There are a number of tools that make it easy to implement a data lake. However, most lack the essential features that prevent your data lake from turning into a data swamp.
Naghman Waheed and Brian Arnold offer an overview of Monsanto’s Data Historian platform, a cloud-based data platform built entirely from open source components that provides the user with the ability to efficient ingest, process, store, and access datasets without compromising ease of use, governance, or security. The platform was conceived to provide Monsanto with a simple tool to store files that reside on local computer drives and file shares into a central repository. Besides a user-friendly file ingestion interface, the original tool also gathered metadata both through user input and automatic parsing of files, and the uploaded content was immediately made available via an API. From those humble beginnings, Data Historian has turned into a full-blown well-managed data lake and is continuously being enhanced with new features.

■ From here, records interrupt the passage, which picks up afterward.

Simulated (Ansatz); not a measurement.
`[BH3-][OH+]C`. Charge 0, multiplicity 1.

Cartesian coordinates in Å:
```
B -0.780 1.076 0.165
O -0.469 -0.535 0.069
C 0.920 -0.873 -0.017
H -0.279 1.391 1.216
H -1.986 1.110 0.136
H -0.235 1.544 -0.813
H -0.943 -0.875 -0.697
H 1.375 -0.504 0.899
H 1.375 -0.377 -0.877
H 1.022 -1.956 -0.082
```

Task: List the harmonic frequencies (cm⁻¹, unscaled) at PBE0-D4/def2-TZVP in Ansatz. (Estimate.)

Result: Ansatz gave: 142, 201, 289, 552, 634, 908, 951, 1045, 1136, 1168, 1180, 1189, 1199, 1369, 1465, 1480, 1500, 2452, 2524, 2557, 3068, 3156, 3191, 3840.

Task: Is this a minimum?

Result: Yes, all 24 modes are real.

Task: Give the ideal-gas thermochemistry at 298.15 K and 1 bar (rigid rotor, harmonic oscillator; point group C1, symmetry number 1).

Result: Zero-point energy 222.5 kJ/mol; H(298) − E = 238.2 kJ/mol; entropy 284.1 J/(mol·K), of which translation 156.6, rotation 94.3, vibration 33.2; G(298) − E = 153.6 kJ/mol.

Data Historian provides batch, streaming, and API-based ingestion in addition to simple file ingestion. As data is ingested, metadata is collected at the time of ingestion, making datasets immediately searchable in other tools such as Monsanto’s enterprise metadata management system as well as in the enterprise data catalog. The data from Data Historian can be accessed via an API or SQL queries. Security on datasets is controlled through an existing entitlement work flow based on virtual directory services. Even though the system is relatively young, it is already being used by several predictive models that query data out of Data Historian using an access API. In addition, descriptive analytics have been enabled via ODBC/JDBC connectivity, allowing traditional BI tools to interact with the datasets directly, thus increasing the utility of the platform.
Like other data lake platforms, Data Historian has numerous other features, such as scheduling and monitoring data loads, archiving data to low-cost storage, automated data deletion based on company data retention policies, and capturing and reporting platform adoption rate metrics, to name a few. The platform has been built using open source software, including Hadoop and AWS EMR as a processing engine, Sqoop for batch data loads, Ozzie for scheduling, Hive and Presto for query processing, Lambda for event triggering, and S3, Glacier, RDS, and DynamoDB for data storage. The platform is also fully integrated with AKAN and VDS (virtual directory service) and utilizes the OAuth 2.0 security model.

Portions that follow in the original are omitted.